What version of XNNPack are you building? The failing file was removed on Sep 26, 2022
The version part of TfLite 2.10. (Can I check the specific Xnnpack version in the TfLite source code?) TfLite 2.10.1 was released Nov 16, 2022. Perhaps that TfLite still includes the failing file.
Can you update to the latest release? We can't fix old releases.
Still getting the errors with the latest TfLite release (2.16):
cc1: error: invalid feature modifier in '-march=armv8.2-a+fp16+dotprod'
gmake[2]: *** [_deps/xnnpack-build/CMakeFiles/microkernels-prod.dir/build.make:173: _deps/xnnpack-build/CMakeFiles/microkernels-prod.dir/src/f16-gemm/gen/f16-gemm-1x8-minmax-asm-aarch64-neonfp16arith-ld64.S.o] Error 1
gmake[1]: *** [CMakeFiles/Makefile2:6832: _deps/xnnpack-build/CMakeFiles/microkernels-prod.dir/all] Error 2
gmake[1]: *** Waiting for unfinished jobs....
cc1: error: invalid feature modifier in '-march=armv8.2-a+fp16+dotprod'
gmake[2]: *** [_deps/xnnpack-build/CMakeFiles/microkernels-all.dir/build.make:40157: _deps/xnnpack-build/CMakeFiles/microkernels-all.dir/src/f16-gemm/gen/f16-gemm-1x8-minmax-asm-aarch64-neonfp16arith-ld64.S.o] Error 1
gmake[2]: *** Waiting for unfinished jobs....
gmake[1]: *** [CMakeFiles/Makefile2:6806: _deps/xnnpack-build/CMakeFiles/microkernels-all.dir/all] Error 2
gmake: *** [Makefile:136: all] Error 2
Steps I execute:
git clone --single-branch --branch r2.16 https://github.com/tensorflow/tensorflow tensorflow_src
cmake -DCMAKE_TOOLCHAIN_FILE=../toolchain_aarch64.cmake -DCMAKE_BUILD_TYPE=release -DXNNPACK_ENABLE_ARM_BF16=OFF -DXNNPACK_ENABLE_ARM_I8MM=OFF -DXNNPACK_ENABLE_ARM_DOTPROD=OFF -DXNNPACK_ENABLE_ARM_FP16_SCALAR=OFF -DXNNPACK_ENABLE_ARM_FP16_VECTOR=OFF ../tensorflow_src/tensorflow/lite
cmake --build . -j 8 --config release
Can you try adding -DXNNPACK_ENABLE_ASSEMBLY=OFF?

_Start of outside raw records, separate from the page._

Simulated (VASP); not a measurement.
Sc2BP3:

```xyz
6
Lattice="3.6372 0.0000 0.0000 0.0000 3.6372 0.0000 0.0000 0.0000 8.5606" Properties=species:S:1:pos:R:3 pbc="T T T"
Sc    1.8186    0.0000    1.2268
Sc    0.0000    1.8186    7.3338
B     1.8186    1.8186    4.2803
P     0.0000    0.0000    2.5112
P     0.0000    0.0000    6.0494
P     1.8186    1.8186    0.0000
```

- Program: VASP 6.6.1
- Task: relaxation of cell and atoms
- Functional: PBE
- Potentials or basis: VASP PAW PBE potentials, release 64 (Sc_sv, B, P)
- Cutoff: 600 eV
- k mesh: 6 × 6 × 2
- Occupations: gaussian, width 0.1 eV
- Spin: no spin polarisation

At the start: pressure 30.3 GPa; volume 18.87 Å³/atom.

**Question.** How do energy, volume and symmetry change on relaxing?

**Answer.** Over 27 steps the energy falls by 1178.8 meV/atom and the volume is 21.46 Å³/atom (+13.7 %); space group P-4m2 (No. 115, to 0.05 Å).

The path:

After adding that option TfLite 2.16 builds without errors, and I can run a test program on an Arm64 board using TfLite 2.16. But before I cheer too early, the test program runs slower now, which naturally comes from disabling the use of assembly code. -DXNNPACK_ENABLE_ASSEMBLY=OFF is too profound. The Arm64 board does not support float16, etc. but I would still like to use the other assembly micro-kernels in Xnnpack.
Ok, we know what the problem is now. The solution is to get the update-microkernels script to split the assembly files into ones with and without arm V8 and to create new targets with the appropriate compilation options. Would you like to send a PR to do this?
A PR suggests I know what to fix in the codebase, which I don't.